Congressman Dan Lipinski (IL-3) released the following statement today on his opposition to H.R. 3877, the Bipartisan Budget Act of 2019:

“Throughout my time in Congress I’ve always worked to bring people together to get things done and have supported commonsense bipartisan compromises to solve problems.  It’s extremely rare for me to oppose bipartisan, compromise legislation, but I cannot support H.R. 3877, the Bipartisan Budget Act of 2019, which was agreed to by congressional leaders and the President.

I voted against H.R.3877, which sets top-line budget numbers for Fiscal Years 2020 and 2021, because it adds nearly $247 billion to our debt in the next two years and $1.7 trillion in additional debt over the next decade.  This agreement is aimed to advance our national security and invest in the health and well-being of the American people and I support those goals.  But this should not come at the expense of future generations who will be saddled with even more crippling debt.  This legislation simply gives up on the problem of trying to address the debt and doesn’t even provide for any way forward on this serious issue.  Members of Congress are elected to make tough decisions, not to punt on problems like a multi-trillion dollar debt.
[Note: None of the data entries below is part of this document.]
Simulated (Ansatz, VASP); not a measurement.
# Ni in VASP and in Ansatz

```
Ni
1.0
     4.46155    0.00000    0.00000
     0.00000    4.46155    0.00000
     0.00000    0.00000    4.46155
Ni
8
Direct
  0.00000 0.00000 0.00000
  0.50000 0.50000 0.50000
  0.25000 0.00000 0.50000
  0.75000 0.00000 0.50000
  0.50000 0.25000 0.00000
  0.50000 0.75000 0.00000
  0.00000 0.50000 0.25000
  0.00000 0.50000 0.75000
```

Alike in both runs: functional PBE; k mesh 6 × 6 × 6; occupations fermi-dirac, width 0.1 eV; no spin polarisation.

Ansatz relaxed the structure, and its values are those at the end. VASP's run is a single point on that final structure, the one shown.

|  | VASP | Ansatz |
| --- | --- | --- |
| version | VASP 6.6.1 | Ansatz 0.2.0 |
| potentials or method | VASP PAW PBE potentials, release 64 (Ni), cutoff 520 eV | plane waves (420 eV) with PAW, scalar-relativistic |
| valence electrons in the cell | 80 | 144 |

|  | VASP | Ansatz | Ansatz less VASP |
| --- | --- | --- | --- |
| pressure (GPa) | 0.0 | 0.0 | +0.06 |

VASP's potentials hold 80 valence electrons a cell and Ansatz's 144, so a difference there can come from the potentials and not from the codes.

I have been a leader in promoting solutions to our growing debt since I was first elected to Congress.  I was one of only 38 House members to vote for a budget based on the 2010 Bowles-Simpson National Commission on Fiscal Responsibility and Reform plan to reduce the federal deficit by about $2.4 trillion over 10 years through a compromise combination of spending cuts, tax reform, and new revenue.  I voted for the Budget Control Act of 2011 (BCA) to put our budget on a responsible path to serious deficit reduction and to create mechanisms to prod Congress into tackling the debt problem going forward.  Sadly, Congress failed to take advantage of BCA tools to find a path to compromise.  And when we had constructed compromises in the past six years to raise budget caps set under the BCA, we had always offset the increased spending. 

As a result of this failure, critical federal programs that everyday Americans rely on are threatened by across-the-board budget cuts as our debt gets out of control.  I do not support such arbitrary across-the-board cuts.  The solution is for Congress to roll up our sleeves, get to work, and find a more thoughtful way forward on reducing the federal debt – not simply throw up our hands up on the problem.  Our ever-growing debt is a real threat to America, and I can’t support this deal, which the Committee for a Responsible Federal Budget said “may be the worst in our nation’s history,” that increases debt and lets Congress off the hook for solving this for two more years.